Thursday, August 2, 2007|It’s only television.
It isn’t Doctors without Borders or the First Marine Division, or even, god help us, the Red Cross. It is a week-night public affairs magazine broadcast by KPBS, your local public television station (celebrating its 40th anniversary this year, by the way). And now it’s gone.
The death of “Full Focus” will be mourned by San Diegans who care about thorough, thoughtful coverage and analysis of issues and events. But most of the county’s 1 million TV households won’t notice. The audience for Full Focus averaged (generously) a 1.2 rating over both airings (6:30 and 11 p.m.), or 13 thousand households. With a budget of give-or-take $1 million, that’s around $50 per viewer.
Management considered it a million well-spent — great public service is supposed to be the KPBS mission — as long as it actually had the money to spend. And, actually, the station does have it, right this minute. But this year, PBS and NPR dues and other mandated costs will rocket up. Again. By the end of FY ’08, the station could be in the middle of a large deficit hole. KPBS has been down there before and is not about to go in again.
Years ago, we in public television believed that local programming would be the Lancelot that would rescue local stations from the precipice of perpetual poverty. We made our case to Congress for continued appropriation in the name of local programming. I personally sat in Duke Cunningham’s office trying to talk him into defying Newt Gingrich, who wanted to “zero-out” public broadcasting. (I didn’t know then that all I needed for ammunition was a couple of ugly French armoires.) We lobbied satellite companies to carry local stations and cable operators into good channel placement. And when KPBS and public broadcasting survived and even won a few small victories, we gave as good — or better — than we got.
“Full Focus” became a five-day-a-week program five years ago, covering substantive, important issues. In those days, we thought that if we scheduled it, the audience would come. In hindsight that seems quaintly naive. Early on, we broadcast one videotaped “package” a week, if we were lucky. The rest of the time it was pretty much in-studio interviews: Monday, newsmakers; Thursday, the arts; Friday top stories of the week. Oddly, we divided up the talking heads by genre, as if that would make them more appealing somehow.

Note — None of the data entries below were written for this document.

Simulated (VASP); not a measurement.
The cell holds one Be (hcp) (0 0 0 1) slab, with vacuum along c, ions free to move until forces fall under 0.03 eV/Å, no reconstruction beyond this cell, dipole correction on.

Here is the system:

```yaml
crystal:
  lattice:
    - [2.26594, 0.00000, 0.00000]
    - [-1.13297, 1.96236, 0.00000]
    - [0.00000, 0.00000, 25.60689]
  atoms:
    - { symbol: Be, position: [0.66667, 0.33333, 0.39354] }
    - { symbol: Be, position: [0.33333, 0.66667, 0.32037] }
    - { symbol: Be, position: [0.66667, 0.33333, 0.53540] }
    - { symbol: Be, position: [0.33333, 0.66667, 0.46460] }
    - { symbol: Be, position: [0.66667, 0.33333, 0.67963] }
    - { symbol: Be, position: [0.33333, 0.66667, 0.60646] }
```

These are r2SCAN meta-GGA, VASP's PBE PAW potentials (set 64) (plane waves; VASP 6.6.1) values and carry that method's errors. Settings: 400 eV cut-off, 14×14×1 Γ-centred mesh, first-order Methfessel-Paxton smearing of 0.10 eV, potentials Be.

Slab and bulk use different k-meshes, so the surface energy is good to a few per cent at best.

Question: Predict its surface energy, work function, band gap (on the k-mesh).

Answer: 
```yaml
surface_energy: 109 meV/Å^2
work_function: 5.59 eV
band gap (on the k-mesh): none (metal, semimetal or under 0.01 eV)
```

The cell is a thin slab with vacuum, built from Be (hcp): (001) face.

The show and the ratings improved, but not enough, apparently. As of this writing, Full Focus has seven full-time and three part-time employees, bare bones for a nightly show, but very dedicated and talented. We now broadcast at least one videotape news feature a day, and occasionally two or even three. We just purchased $1.5 million in new HD equipment for the program, hired two new videographers, and got a major grant to cross-train journalists in radio, the web and, (ahem), television.
So why did KPBS pull the plug and let its considerable investment sink out of sight? Why not try to raise the money, cut somewhere else or both? I don’t know, frankly. Perhaps there really are only 13,000 households interested in seeing local people talk about the War in Iraq, health care, Sunroad, Carol Lam, the city budget, the Dead Sea Scrolls or even Mike Aguirre. Hearing about this stuff on the radio is one thing, but sitting down and watching it? Maybe not in today’s media environment.
The nut, the kernel, the crux of the matter is that while $1 million was a tremendous amount for KPBS to put into one show, it was not enough to allow us to add what the show needed to attract an audience today.
But who really knows? Perhaps all it would have taken was a mention of Lindsay Lohan now and then. After all, it’s only television.